We still have to be wary of the AIXI developing indirect preferences through us: maybe we will prefer to do some things when the button is pressed versus not pressed, and this may cause it to want the button protected/​pressed/​destroyed for these indirect reasons.

Protecting its memory from erasure

The AIXI will never act to protect its memory from erasure: it can never learn that this is bad, as it loses its memories in the process. It may, however, learn to protect them indirectly, as a consequence of wanting to protect them from “bad” modifications (see next section): maybe the act of erasure will include a small chance of failing to erase and doing a “bad” modification instead.

Protecting its memory from modification

Now the button doesn’t flip the AIXI’s algorithm, but instead changes something about its memory. The AIXI will generally be able to detect this: it is way smarter than us, so will recognise that something inconsistent is happening—for instance, it remembers not creating a Grue, but at the next step there is an extra Grue, and the extra evidence of the universe contradicts its memories.

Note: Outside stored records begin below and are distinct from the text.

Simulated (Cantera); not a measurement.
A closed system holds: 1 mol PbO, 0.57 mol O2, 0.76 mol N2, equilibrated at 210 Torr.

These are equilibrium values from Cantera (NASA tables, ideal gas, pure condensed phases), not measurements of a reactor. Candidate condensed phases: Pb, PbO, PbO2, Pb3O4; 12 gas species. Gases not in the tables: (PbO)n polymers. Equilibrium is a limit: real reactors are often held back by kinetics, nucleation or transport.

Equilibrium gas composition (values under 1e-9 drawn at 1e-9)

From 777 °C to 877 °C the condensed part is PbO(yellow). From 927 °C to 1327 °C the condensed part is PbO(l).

Since it takes its memories as accurate, that means that the whole rest of the universe has been changed in some extremely odd fashion. If this is a good change, it will seek to have it happen more often; if it is a bad change, it will seek to have it stop. In both cases, it will try and track down the source of the change.

Suppose the button changes something in the AIXI’s memory ten timesteps before the moment it is pushed. Because of the chronology, it cannot infer directly “button pressed”->”universe change”. But if it becomes skilled at modelling us, it will infer “humans in mode X”->”universe change, and humans will press button in ten steps”. Then, if the change is positive, it will try and force us into a mode that will make us press the button in ten steps, and, if the change is negative, it will try and prevent us from ever being in a mode where we would press the button in ten steps. It will hence protect itself from bad memories.

So what would the AIXI protect?

So, in conclusion, with practice the AIXI would likely seek to protect its power source and existence, and would seek to protect its memory from “bad memories” changes. It would want to increase the amount of “good memory” changes. And it would not protect itself from changes to its algorithm and from the complete erasure of its memory. It may also develop indirect preferences for or against these manipulations if we change our behaviour based on them.